I am Scottish, born and bred, with countless generations of Scottish ancestors going back to Eve and MacAdam. My wife is Scottish, my children are Scottish, I work in Scotland and I write books about Scotland for Scottish publishers. All these are facts.
At present this small country of ours is locked in an increasingly bitter dabate about independence. Should Scotland break free from the United Kingdom of Great Britain and be an independent country again – as she was from 843 AD until 1707, or should Scotland continue to be part of the Union that has lasted for 307 years. There are arguments on both sides, both emotive and economic, with facts and fictions thrown about like tartan confetti by various politicians.

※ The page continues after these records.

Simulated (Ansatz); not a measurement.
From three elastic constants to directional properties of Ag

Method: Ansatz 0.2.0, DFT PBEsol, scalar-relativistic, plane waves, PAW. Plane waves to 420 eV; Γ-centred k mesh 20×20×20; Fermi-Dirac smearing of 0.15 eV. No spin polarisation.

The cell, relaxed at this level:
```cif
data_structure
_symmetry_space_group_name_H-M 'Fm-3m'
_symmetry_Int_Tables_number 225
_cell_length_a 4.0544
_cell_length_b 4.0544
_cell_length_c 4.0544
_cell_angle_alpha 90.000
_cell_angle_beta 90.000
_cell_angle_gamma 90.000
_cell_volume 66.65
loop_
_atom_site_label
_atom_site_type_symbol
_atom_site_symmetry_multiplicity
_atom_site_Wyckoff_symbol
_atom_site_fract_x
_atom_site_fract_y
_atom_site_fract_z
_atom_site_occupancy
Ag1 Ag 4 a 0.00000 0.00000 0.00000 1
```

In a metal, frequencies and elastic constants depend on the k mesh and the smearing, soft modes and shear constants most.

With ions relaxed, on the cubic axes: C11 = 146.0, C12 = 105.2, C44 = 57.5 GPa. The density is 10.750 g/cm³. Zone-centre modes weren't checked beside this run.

I am not going to advise anybody which way to vote: I am certainly no politician. What I will say is this: we live in a democracy, with the power to make this decision via the ballot box. Nobody is forcing us to choose at the point of a gun. Yes there are economic threats put out by one camp, and economic promises by the other, but there are no armed soldiers or even armed police on the streets here and please God there never will be.
The people of this nation – Scotland – and of the nation to the south of us – England – fought and struggled for centuries to achieve the right to vote. Democracy did not come easy; it came at a high price of bloodshed, imprisonment, state sponsored violence against the people and many hard decisions. It is freedom; it is something more important than where politicians live or what lies they tell.
Democracy is a very precious gift. A fundamental right.
So whoever wins the referendum, let us all remember that the next day the people have decided. Let us accept the outcome and move on in peace, having shown we are a mature people who deserve democracy and can accept the outcome, whether or not our side has won.